On September 16, 2016, the NRC’s Executive Director for Operations reversed an earlier NRC staff decision to impose a backfit related to pressurizer valves at Braidwood and Byron stations. The licensee had previously appealed the NRC staff decision to the Director of the NRC’s Office of Reactor Regulation, who rejected the appeal and upheld the earlier staff determination in May 2016. The EDO’s reversal represents a significant win for the nuclear industry, which has long complained about the NRC’s inadequate application of the agency’s regulations on backfits.

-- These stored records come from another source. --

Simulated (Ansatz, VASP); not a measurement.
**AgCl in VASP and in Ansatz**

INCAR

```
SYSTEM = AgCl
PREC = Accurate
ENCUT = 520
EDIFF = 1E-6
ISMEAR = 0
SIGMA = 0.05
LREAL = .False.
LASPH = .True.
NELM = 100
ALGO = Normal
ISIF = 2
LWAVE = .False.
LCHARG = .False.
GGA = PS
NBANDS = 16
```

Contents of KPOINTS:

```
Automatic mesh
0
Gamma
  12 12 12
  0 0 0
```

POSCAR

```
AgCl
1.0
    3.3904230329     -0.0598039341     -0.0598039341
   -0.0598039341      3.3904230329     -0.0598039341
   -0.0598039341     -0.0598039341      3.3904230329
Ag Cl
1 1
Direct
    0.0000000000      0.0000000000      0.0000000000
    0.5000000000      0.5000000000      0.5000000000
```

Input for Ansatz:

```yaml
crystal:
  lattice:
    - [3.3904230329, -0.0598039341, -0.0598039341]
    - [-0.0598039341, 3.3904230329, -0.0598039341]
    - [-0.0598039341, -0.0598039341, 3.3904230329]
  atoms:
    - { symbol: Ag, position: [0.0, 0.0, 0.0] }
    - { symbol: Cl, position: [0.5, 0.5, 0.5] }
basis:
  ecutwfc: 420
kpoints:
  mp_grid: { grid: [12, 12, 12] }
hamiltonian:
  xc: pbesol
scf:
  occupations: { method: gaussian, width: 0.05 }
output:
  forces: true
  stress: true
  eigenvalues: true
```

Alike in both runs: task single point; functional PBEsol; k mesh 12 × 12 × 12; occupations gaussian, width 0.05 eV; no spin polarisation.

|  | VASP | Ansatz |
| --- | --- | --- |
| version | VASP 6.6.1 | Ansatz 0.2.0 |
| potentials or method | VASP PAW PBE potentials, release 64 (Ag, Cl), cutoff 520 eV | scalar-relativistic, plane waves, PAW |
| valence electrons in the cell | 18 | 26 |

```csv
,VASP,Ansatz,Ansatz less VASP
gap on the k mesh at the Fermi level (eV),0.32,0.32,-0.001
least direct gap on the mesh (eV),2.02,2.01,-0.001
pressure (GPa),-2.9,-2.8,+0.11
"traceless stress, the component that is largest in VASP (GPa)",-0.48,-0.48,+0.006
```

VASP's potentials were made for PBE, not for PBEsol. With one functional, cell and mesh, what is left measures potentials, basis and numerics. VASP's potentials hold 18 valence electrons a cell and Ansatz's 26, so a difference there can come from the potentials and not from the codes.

The NRC’s backfit rule provides for formal, systematic, and disciplined review of new or changed NRC positions before imposing them on licensees. The backfit rule specifically imposes limits on new requirements and enhances regulatory stability by ensuring that changes in NRC staff positions—unless excepted from the rule—are suitably defined and justified. Backfitting is defined as “the modification of or addition to systems, structures, components, or design of a facility ... [that] result[s] from a new or amended provision in the Commission’s regulations or the imposition of a regulatory staff position interpreting the Commission’s regulations that is either new or different from a previously applicable staff position.” Unless a backfit meets one of the exceptions to the rule, a backfit analysis is required and the NRC must determine, based on that analysis, whether the backfit will provide a substantial increase in overall protection of the public health and safety and that the direct and indirect costs borne by licensees are justified in view of the increased protection.
The Byron and Braidwood issue involved application of the so-called “compliance exception” from the backfit rule, which authorizes the agency to impose a backfit without a cost-benefit evaluation when the action is “necessary to bring a facility into compliance with a license or the rules or orders of the Commission, or into conformance with written commitments by the licensee.” The Commission had previously explained that the compliance exception aims “to address situations in which the licensee has failed to meet known and established standards of the Commission because of omission or mistake of fact.” The NRC Staff had originally determined that earlier safety evaluations at Byron and Braidwood were inadequate owing, in part, to a mistake on the part of the NRC Staff. The plants’ operator, however, argued that the NRC Staff had simply changed its position since the initial approvals. In reversing the backfit, the EDO concluded that the NRC Staff had in fact changed its views on pressurizer safety valve performance. This conclusion is consistent with Commission direction that “new or modified interpretations of what constitutes compliance would not fall within the [compliance] exception.”
The result in this case is obviously a good outcome for Byron and Braidwood. But, more importantly for industry, it represents an all-too-rare example of a successful backfit appeal. Liberal application of the compliance exception to the rule had threatened to render the rule’s protections meaningless. Licensees, it had seemed, could not rely on the regulator’s word when resolving an issue and risked the regulator re-opening a disputed matter anytime it sought an NRC approval. The EDO’s decision therefore restores a measure of regulatory stability to the NRC’s processes—just as the Backfit Rule had initially intended. It should give other licensees some level of assurance that they can successfully use the existing regulatory process in appropriate circumstances to challenge new NRC Staff interpretations that impose new requirements that are not justified by safety considerations.